Cocoros: Excellent. Let's move along and talk a little bit about your SCTE [Society of Cable Telecommunications Engineers] and ACA [American Cable Association] involvement. Your association—you're very active in both associations.

Beard: The thing about the cable industry, I always joke, that once you get in, you can't get out. And it really becomes a family. Very early on, before I came to St. Louis in the late 70s, I was going to SCTE meetings with one of the good friends of mine, Tom Jokerst. We worked together several times in our careers. Tom introduced me to the SCTE, and when we went to St. Louis, of course, the franchising was just starting, so there was no cable television there. Tom and myself and several people from the other companies all started a meeting group. And that meeting group and now chapter is still going strong. So I was on the board there for many years, served as president for a number of years. When I went to Chicago, I was on the Greater Chicago board of directors. I'm currently on the Gateway Chapter in St. Louis and the Five Rivers Chapter in Bloomington, Illinois. The thing about the SCTE and I've been very involved for many years, know the national people, but always been involved in nothing higher than the local level. I’ve had many talks with the corporate people. There is really two SCTEs. And it's not a bad thing, but the national SCTE is standards and it's white papers and it's courses and it's that. And it brings a level of order to all these different chapters. But the chapters I'm involved with—and I'm sure all of them are—your real goal is training local technicians and local installers who don’t have the ability to go to the shows, don’t have the ability to go to the schools and that. I’ve always said that when I started with no college, I advanced to senior vice-president of Millennium, running their entire operations. There are engineers in St. Louis working for Spectrum that were warehousemen for me in the early 80s. So I can look across my years and look at people I hired in entry level positions and they are all in very high spots right now. And it's still that way. You can hire on with cable television, and if you have a good chapter that’s training you, you can work your way up through their certifications and everything and become very much whatever you want to be. You can be an engineer, you can be a manager, and that ability is in very few industries these days. It still has that ability to where you can move from entry level up through the ranks and you work hard and do the right things and are willing to learn and put the time in.
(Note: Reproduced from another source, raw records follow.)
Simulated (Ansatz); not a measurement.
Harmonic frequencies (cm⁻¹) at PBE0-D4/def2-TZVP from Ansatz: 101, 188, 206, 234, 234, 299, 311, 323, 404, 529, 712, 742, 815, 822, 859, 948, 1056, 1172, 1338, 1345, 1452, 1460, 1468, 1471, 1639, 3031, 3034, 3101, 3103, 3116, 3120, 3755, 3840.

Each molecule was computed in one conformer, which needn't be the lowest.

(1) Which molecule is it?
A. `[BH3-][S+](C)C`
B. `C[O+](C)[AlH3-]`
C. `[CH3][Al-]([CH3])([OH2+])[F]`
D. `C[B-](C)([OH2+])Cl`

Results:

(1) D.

So we do a lot of training. Our Gateway Chapter—most chapters do about training every other month. At Gateway, we have a vendor day in May, we take November, December off. We have training in two different cities every month besides that. So we are doing that would be 18 training sessions a year is what we try to get in. We normally get in about 12. But you know, the ability to get to these guys early and bring in the industry experts in, whether it's meters or whether it's drop cable, or whether it's data and that type of thing, that opportunity wouldn’t be there. And these days as companies have cut back, they don’t have the internal training that they used to have. So it's really the only place these guys get this. And I personally put on what I call a “Cable 101.” It's kind of a throwback. These days, to me, the large cable companies, you hire a person to do a certain job, and that person is kind of given a meter and if the green light comes on, you call this guy, and if the yellow light comes on, you call this guy, and if the red light comes on, you do this. You don’t really get an overall concept of how the system works. You're either a fiber splicer or you're construction—

Cocoros: It's much more specialized.

Beard: It's very, very specialized. And it's interesting because where you see that is in the SCTE Cable Games, where you have seven or eight stations that will be drops and coax and fiber and troubleshooting. You’ll have eight teams from a large company like Spectrum and you'll have one team from a small independent operator. And that independent operator will always win. Because their people do everything as opposed to—they have to. So what I do with the Cable 101 is I take all the new employees from Spectrum and—Gateway is about 90% Spectrum—and about once a year, I give them a course. It's really a throwback. So I go back to the six-channel cable system days and kind of walk them through coax and then earth stations and then satellites and forward return and data and compression, and really spend time going through all the mechanics. And I've always said, one of the most unique pieces in the cable television plant is the coaxial cable that’s in the ground. Because some of that coaxial cable has been out there 30 years, and it's still plugging away. And people think of it as the most simple part of the system, but through the years, it has just sat there like the backbone and it just keeps plugging away with fiber to the node and that. You still have the drops and the distribution coax. It's been there for 30 years.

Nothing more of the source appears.